'Naked Shorting': Far More Dangerous Than Sexy
Wednesday, July 16, 2008; D01
The business world is forever tossing out colorful phrases. Today's is "naked short."
[Pause for requisite juvenile jokes. Yes, heard that one. And that one. Finished? Good. Back to the story.]
Naked shorting is a particularly skeevy kind of short-selling. It is so potentially harmful to shareholders that the Securities and Exchange Commission yesterday put in new protections to try to prevent naked shorting of mortgage giants Fannie Mae and Freddie Mac and major investment banks.
Regulators think that such doomsday wagering may be artificially depressing stock prices, a process that can end up wrecking a fundamentally sound company.
Regular short-sellers are necessary risk-takers and play a key role in making the stock market work. They borrow stock, gambling it will go down. If it does, they make money. If it doesn't, they lose money.
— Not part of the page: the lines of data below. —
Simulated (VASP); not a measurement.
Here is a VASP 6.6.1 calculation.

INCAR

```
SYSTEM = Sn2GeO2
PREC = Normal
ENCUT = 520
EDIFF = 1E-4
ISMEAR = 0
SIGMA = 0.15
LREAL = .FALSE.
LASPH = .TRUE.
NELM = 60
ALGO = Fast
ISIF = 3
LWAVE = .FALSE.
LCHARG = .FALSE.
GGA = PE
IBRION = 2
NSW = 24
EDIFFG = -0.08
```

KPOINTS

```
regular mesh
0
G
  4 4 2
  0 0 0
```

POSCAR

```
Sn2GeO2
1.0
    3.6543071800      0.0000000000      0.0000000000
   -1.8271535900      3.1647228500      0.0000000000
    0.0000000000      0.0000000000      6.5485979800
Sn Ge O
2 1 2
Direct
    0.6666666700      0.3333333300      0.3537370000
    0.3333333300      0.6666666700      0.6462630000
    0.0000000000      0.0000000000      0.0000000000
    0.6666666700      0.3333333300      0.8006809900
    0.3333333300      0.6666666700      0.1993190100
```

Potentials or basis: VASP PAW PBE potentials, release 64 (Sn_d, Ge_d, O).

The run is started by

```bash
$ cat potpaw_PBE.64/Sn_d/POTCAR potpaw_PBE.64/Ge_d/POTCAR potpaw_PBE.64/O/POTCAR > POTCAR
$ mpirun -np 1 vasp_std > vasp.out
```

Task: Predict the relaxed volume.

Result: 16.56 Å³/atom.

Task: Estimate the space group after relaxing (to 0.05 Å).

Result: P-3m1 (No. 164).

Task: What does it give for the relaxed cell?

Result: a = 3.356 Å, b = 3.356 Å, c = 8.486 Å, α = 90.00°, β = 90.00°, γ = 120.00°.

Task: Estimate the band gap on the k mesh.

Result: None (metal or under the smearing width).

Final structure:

In naked shorts, shorters sell shares they haven't borrowed or don't intend to borrow. Some even short phantom shares that don't exist. Which is why it's technically illegal, though lightly enforced.
It's a frenetic shadow world of postponed promises, borrowed time, obscured paperwork and nail-biting price-watching, usually compressed into a few high-tension days swirling around the decline of a company.
In short, it's the perfect job for the guy who thinks that the action on an illicit high-stakes card game is too boring, regulated and predictable.